His exhumation and reburial is the most significant move in years by Spanish authorities to lay to rest the ghost of the general whose legacy still divides the country he dominated for nearly four decades.

The ruling Socialist Party, which faces a national election next month, has long sought to move Franco’s remains from the huge monument, built on his orders and containing the remains of combatants from both sides of the 1936-1939 civil war.

As crowds of media and onlookers gathered outside, Franco’s coffin was extracted from its tomb in the Valley of the Fallen in a ceremony witnessed only by relatives and a small group of officials. The coffin was carried to a waiting hearse then transferred to a helicopter for the short fight to a private family vault in the Mingorrubio cemetery north of Madrid, where Franco will be reburied next to his wife.

Members of his family had sought a court order to try to prevent the exhumation.

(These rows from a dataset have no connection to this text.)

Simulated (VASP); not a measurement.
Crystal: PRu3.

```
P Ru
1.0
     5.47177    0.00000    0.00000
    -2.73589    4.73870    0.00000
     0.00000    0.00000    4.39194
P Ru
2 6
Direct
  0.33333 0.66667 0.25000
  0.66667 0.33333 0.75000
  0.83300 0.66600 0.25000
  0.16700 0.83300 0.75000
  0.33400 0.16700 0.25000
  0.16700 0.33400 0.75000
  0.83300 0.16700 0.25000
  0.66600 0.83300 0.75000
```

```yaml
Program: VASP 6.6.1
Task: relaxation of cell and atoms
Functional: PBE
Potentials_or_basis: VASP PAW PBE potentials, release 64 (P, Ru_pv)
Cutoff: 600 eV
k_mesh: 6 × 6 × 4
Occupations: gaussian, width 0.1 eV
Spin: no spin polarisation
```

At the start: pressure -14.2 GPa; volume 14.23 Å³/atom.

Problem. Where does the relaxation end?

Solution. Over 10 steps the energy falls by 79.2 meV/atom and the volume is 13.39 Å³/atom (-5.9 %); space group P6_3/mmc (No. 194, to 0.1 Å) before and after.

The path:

The reburial “should make us reflect on what it means for our country’s own image and for democracy”, said acting deputy prime minister Carmen Calvo. “Young people should understand that we can never again be without democracy.”

About 500,000 people were killed in the war between Franco’s nationalist rebels, backed by Hitler and Mussolini, and left-wing Republicans. Franco then ruled Spain as an autocrat until his death.

The exhumation is “intensely symbolic for Spain”, said political scientist Pablo Simón, “because the [Franco] monument has always been connected to those who miss the old regime”.

Media blackout

Seeking to play down its repercussions, the government had enforced a media blackout and forbidden Franco’s family from draping his coffin in the Spanish flag. However,  in a gesture of solidarity with his ancestor, his eldest grandson and namesake, Francisco Franco, carried a Franco-era nationalist flag into the valley mausoleum, Reuters TV footage showed, for a ceremony that highlighted deep political and social divisions.

A poll in newspaper El Mundo this month showed 43% of Spaniards favoured the transfer of Franco’s remains while 32.5% opposed it.

In a Reuters interview on Wednesday, Francisco Franco accused the government of engineering the exhumation “as propaganda and political publicity to win a handful of votes before an election”.

Albert Rivera, whose centre-right Ciudadanos party abstained in the parliamentary vote to ratify the coffin’s transfer, said on Thursday that almost two-thirds of Spaniards had not lived or suffered under Franco. “The bones of a dictator who died 44 years ago should not be a government’s priority in my opinion. The only silver lining is that [acting Socialist Prime Minister] Pedro Sánchez will stop talking about Franco’s bones.” 

But the dictator’s burial alongside his victims has long raised critical questions among historians and campaigners, including 93-year-old Nicolás Sánchez-Albornoz.

“It was time [to move him]. It was overdue,” said Sánchez-Albornoz, who as a prisoner of Franco’s Fascist regime was forced to help build the Valley of the Fallen. “We’ve waited many decades for [him] to disappear from this monument, which ... was the shame of Spain. All the dictators of Franco’s ilk have vanished from Europe — Hitler, Mussolini — and were not honoured with such tombs.”